Jetstar Airways, the low-fare carrier based in Melbourne, Australia, has said that it would cancel 31 of its flights to Japan – which is nearly one-third of its total flights – in June 2009. The airline cited “significant softening” of passenger loads amidst fears of swine flu as the reason for cancelling its Japan flights.
However, Jetstar Airways said in a statement that it remained “committed to the Japanese market” despite the decision to cancel almost a third of its flights to Japan.
Jetstar Airways, a subsidiary of Qantas Airways, the flag-carrier airline of Australia, at present operates 21 return flights a week to Japan.
The Australian quoted a spokesman of Jetstar Airways as saying that more cutbacks in flights were likely to follow if conditions did not get better.
Simon Westaway, the spokesman, told the newspaper, “Initially, we were seeing a lot of school-group cancellations, but it is now transferring through to Japanese nationals of any background or persuasion.”
The media quoted Matthew Hingerty, managing director of Australian Tourism Export Council, as saying that Australia’s $26-billion inbound tourism industry had already taken a hit by the “swine-flu outbreak hysteria,” with a perceptible drop in Japanese tourist groups.
Hingerty said that Australia’s tourism business felt the initial impact of the fall in tourism when the number of Japanese school groups visiting Australia declined, adding that “this has now spilled over to the mainstream Japanese markets.”
He said that no one had so far died from swine flu in Australia, but over 3,000 Australians die from influenza every year.

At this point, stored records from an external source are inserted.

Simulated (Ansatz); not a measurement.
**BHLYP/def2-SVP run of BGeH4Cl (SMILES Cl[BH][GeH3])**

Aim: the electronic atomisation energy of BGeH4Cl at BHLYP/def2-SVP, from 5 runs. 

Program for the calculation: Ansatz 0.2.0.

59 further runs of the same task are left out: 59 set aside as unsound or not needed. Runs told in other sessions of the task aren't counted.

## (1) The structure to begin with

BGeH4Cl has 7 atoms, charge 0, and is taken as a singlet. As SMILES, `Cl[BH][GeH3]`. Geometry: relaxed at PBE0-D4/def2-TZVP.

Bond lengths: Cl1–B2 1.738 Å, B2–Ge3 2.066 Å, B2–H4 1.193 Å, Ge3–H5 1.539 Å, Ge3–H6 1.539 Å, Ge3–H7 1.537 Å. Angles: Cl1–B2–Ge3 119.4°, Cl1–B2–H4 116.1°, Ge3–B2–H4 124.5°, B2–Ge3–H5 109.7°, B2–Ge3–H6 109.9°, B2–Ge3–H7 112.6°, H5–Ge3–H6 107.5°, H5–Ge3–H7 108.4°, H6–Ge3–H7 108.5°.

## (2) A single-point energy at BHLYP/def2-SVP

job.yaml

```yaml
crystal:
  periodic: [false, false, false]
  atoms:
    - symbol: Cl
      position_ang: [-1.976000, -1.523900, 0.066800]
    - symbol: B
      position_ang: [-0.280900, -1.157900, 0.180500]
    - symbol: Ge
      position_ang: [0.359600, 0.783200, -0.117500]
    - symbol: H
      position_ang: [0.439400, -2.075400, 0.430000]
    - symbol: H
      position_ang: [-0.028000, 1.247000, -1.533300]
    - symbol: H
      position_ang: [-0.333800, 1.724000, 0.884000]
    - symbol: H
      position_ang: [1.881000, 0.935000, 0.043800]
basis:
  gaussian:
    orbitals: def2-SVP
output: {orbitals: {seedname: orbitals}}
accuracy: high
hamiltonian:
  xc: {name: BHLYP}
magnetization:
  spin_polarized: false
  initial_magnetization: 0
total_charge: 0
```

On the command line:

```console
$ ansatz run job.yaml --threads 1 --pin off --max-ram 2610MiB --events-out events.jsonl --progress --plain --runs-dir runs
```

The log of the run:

Jetstar Airways – which said that it had “invested heavily” in Japan – operates flights twice daily to Tokyo, once out of Cairns and once out of the Gold Coast, as well as a daily Gold Coast-Osaka flight, using wide-body Airbus A330 aircraft.
The airline said in the statement that it would consolidate flights to Tokyo on some days to fly the Gold Coast-Cairns-Narita (Tokyo) route, rather than direct from the Gold Coast to Tokyo.
Jetstar Airways said it also would cut its Gold Coast-Osaka services.